A movement of God began in England and other places 100 years before the gospel came to Earlton. It was preached in renewed simplicity and believers began to gather to the Name of the Lord Jesus Christ outside the religious systems.
In 1870, 37 years before the Earlton assembly began, Donald Ross (Scotland) severed ties with the Coastal Mission, where the clergy represented the greatest opposition. The next year, co-worker Donald Munro came to southern Ontario, and God worked in many places, including Toronto, where several assemblies began. One of these split in 1892 and became Brock Avenue. In 1903, Albert Carr, stirred by the death of his mother, found the hall and was saved. He would bring gospel preachers to Earlton four years later.
The railway pushed its way into northern Ontario to Earlton in 1905. That same year, Mr. Carr arrived and obtained one of the farm lots. In 1907, his hired hand said, “There are preachers at New Liskeard that talk like you.” Mr. Carr walked 30km south and found the two young preachers, and soon John Sylvester and Fred Watson were at Earlton. A number were saved and an assembly commenced that year. Mr. Carr built a house which could also be used as a meeting room. More were saved and, in 1911, they built a little gospel hall three miles west of Earlton which was used until a more suitable hall was built.

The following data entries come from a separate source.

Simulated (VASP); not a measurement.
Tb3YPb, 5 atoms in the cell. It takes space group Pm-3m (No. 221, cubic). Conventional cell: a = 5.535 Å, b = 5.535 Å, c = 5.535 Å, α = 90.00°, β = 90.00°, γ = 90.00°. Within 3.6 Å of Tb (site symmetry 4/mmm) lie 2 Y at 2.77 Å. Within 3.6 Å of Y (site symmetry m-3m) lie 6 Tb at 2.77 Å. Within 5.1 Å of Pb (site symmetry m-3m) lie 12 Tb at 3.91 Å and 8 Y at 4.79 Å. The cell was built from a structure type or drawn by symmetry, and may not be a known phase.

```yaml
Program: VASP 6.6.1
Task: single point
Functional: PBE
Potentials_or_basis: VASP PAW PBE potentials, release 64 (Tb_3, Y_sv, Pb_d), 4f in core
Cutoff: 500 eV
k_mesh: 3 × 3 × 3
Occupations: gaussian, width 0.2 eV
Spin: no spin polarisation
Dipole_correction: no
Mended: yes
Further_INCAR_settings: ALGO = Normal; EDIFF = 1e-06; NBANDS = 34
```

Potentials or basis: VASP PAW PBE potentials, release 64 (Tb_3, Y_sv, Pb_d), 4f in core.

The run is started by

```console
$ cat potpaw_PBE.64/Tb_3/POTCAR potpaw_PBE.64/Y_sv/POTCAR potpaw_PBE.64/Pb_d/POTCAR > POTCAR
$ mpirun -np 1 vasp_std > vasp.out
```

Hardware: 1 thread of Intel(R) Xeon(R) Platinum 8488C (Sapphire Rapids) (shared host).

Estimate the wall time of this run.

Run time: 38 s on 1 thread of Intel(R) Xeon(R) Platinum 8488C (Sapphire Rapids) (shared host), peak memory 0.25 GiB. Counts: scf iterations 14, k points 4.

In those days, the Booth children went to the Sunday school. Robert Booth was one of those children, and later became a preacher of the gospel, as did his son David. As the war ended in 1918, they, along with many others, left the area for the south.
In 1921, Ben Widdifield, 42, was commended from Huntsville and came for gospel meetings. He was concerned about relatives in the Charlton area just north of Earlton. He spent time preaching in homes and schoolhouses, and his sister, Florence Rodgers, was saved. She was the grandmother of David Rodgers who was commended to Chile in 1977. Bruce Rodgers was commended in 1980, and Murray Pratt in 1977. Murray and Bruce pushed farther north in 1979 and saw two assemblies formed at Kapuskasing (300km northwest of Charlton) and Timmins. Opposition grew in Charlton, but the devil outwitted himself when the school was closed to them and Florence’s husband, feeling sorry, convened the meetings in his home, where he was then saved.
The assembly began in Charlton in 1923. The brethren bought a schoolhouse, and the Earlton brethren helped them move it to the corner of the Rodgers farm, two miles north of Charlton. This was a good location as these were still the “horse and buggy” days. In 1966, a hardware store in town became the new gospel hall, and Arnold Adams held three weeks of ministry on the gospel of John.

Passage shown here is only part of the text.